3. Your first trial is usually before some young lawyer acting as a small claims judge. On appeal, the case will be heard by a District Court judge but under the relaxed rules of evidence and procedure of the small clams court.

Process for filing a Small Claims Case

A small claims action can be brought in any small claims division of any court in the county that has jurisdiction. The question most people ask is, how do I determine jurisdiction? The answer is simple and based on the facts. You will always have jurisdiction if you file the small claims action in the county where the evil-doer resides. However, if the evil-doer came to your office or picked up goods at your place of business, you also have jurisdiction in the country where your business resides.

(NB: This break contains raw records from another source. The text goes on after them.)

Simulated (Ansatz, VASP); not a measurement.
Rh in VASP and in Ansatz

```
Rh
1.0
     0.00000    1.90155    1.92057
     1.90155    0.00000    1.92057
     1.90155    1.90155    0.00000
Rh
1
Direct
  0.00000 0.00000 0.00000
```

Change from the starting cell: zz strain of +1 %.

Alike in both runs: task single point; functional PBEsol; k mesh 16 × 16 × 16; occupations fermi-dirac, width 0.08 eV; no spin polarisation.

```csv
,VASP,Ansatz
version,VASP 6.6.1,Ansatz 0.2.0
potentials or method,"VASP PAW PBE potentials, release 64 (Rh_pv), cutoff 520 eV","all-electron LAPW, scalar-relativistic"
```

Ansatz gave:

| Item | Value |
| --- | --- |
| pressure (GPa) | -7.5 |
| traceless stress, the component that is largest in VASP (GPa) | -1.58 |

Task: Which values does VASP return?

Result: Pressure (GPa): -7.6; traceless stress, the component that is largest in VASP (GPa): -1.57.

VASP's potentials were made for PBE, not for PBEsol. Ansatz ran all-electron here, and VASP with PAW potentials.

Below is a summary of the process for initiating a small claims case. For more in depth and specific information  Click Here to access the Small Claims rules and Instructions on the Utah State Court's website.

1. You will complete one Affidavit and Summons (hereinafter "Affidavit"). The court clerks can help with procedural question, however, they can not give you legal advice or advise you regarding the wording of the Affidavit.

2. As part of your Affidavit you will be required to state:

a. the defendant's correct name and address

b. the amount you are seeking from the party and

c. how the debt arose. In this section you can put "See Attached" and attach another sheet so you have more room, however the attachment should not be more than one page long.

3. You will submit your Affidavit with the appropriate fee ($45-$70 dollars) to the Small Claims Court that has jurisdiction.

4. At the time you file, bring four copies of the Affidavit with you.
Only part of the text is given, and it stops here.